Tuesday, October 30, 2012

Com 101 Paper


Michael Laing
Gender Communication
There are many different stands that one can take on gender communication differences.  Some people think that male and females are very similar to each other in gender communication whereas others think it is the exact opposite and that males and females are taught two completely separate ways of communication.  Another stand on this issue is that gender differences are examples of sexism and the males are portrayed as the leaders, and females are portrayed as weak (Lackoff).  I agree with Deborah Tannen’s take on gender communication, which is that men and women are taught two different styles of communication and even though they are different we have learned to live with it.
         Deborah Tannen’s metaphor for gender communication is that men are like people from Brazil, and women are like people from Italy.  I like Dr. Desantis’ metaphor better though in that men are like basketball players and women are like soccer players.  The metaphor is best described as having two genders that are used to one set of rules.  For instance the men follow rules of basketball where you use your hands to dribble down court and are unable to kick the ball anywhere.  Women follow the rules of soccer where you can’t touch the ball with your hands and your can only use your head or feet to hit the ball.  This thing is that both men and women are playing by their own rules but to the opposite sex it is considered to be wrong.  If you were to touch the soccer ball with your hands as a male, the females would get upset and tell you that you are playing by the wrong set of rules.  The same goes for if you are a women who is playing basketball and you decide to kick the ball to a teammate. 
One example that Tannen gives is that men are externally status driven and females are internally support oriented.  This means that females are most focused on internal feelings and being nurturing and supportive to people in order to connect with people.  Males on the other hand are concerned with the external world and are concerned with how they look to others by their image or rank.  In other words men are opposite from women and want to disconnect.  I think this is true because men always want to be more dominant than the next male that walks by.  Men are given confidence if they are a higher rank than somebody or if they think that they are more attractive than somebody else.  Males are constantly comparing themselves to each other to see if they are satisfied with themselves.  On the other hand, women are always trying to connect with one another about issues surrounding their lives.  Women always want understanding and nurturing from each other, and they will most likely give understanding and nurturing back to somebody else.
Women always want understanding and men always want advice, and this is why men are taught to fix things and women who are faced with problems want the other to understand how they are feeling.  Tannen brings up another good point here and that women just want men to listen to them and be emotionally supportive.  This is true for the most part because in relationships when the female has a problem and is talking to the male about it, all that she wants is for understanding of the situation.  Tannen says that men fix things and this is true for the most part.  Tannen thinks that when men are angry or distraught about something they will focus on a task to avoid emotional involvement.  I agree with this 100% because sometimes when I am angry about
something I will try my hardest not to think about it and focus on another task such as playing a video game or cleaning up my dorm room.

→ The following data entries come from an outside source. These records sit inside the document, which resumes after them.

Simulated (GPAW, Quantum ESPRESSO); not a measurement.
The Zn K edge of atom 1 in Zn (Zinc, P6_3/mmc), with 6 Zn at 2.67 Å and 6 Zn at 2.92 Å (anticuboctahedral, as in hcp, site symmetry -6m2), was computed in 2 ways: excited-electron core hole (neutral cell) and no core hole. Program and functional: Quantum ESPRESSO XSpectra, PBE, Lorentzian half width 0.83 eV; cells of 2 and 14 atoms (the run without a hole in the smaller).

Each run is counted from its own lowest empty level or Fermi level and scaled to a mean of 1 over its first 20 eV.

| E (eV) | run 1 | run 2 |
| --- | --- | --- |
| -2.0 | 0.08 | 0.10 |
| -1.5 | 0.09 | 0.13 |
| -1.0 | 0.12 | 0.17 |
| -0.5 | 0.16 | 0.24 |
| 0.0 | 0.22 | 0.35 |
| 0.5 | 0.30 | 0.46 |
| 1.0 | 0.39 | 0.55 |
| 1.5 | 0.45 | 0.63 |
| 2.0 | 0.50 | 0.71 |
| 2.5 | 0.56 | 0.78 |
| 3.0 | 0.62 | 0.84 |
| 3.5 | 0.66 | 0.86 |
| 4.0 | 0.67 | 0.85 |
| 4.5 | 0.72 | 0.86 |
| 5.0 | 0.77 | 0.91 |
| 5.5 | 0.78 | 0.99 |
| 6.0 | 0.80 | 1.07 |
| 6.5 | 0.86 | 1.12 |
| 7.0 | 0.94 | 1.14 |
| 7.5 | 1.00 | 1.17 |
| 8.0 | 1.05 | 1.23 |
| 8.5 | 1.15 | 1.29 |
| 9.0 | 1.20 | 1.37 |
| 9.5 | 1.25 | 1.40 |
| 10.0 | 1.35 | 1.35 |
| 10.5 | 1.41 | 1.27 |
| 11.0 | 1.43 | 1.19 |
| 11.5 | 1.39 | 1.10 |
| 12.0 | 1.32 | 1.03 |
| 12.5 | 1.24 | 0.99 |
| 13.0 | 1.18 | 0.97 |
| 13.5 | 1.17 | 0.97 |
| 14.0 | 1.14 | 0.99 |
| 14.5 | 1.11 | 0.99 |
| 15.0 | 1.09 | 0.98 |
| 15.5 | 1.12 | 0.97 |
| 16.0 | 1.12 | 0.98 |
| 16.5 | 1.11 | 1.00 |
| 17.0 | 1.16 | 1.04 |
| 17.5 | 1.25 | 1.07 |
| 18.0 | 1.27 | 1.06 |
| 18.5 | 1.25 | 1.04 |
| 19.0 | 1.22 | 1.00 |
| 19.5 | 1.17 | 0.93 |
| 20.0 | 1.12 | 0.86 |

         Tannen also says that to men, conflict is acceptable and to women, conflict is negative.  She says that women get more uncomfortable over conflicts and  that men somewhat enjoy it.  To men if you are pushed around and you don’t fight back you are considered to be a wimp, whereas to women when a conflict occurs they tend to be less confrontational and try to avoid it because it will disrupt relationships.  I agree with this because to show how masculine you are as a male you are not going to put up with anybody’s crap and are not going to let people tell you what to do, because if you do you are not as masculine.  Females will avoid confrontation because they don’t want to break bonds that they have in relationships.
Some people may have a false sense of male superiority and female inferiority in the culture that we live in today, but for the most part I believe that both men and women do not have a false sense on superiority and inferiority.  Although many times males are given more attention in the media (sports) I think that both sexes are content with how they are portrayed.  Sometimes it is as if we are getting brainwashed to think certain things about sexes but for the most part we have just learned through the years to accept it.  The way to prevent having a false sense of male superiority and female inferiority is to continue to realize that all humans are equal and although there are different ways of communication by the sexes, neither is correct, and neither is incorrect.  We are not all doomed to be sexist if we all continue the way we have been brought up.  The way that our culture has brought us up is that males and females are equal and if we continue to think this then there will be no reason for us to be doomed to be sexist.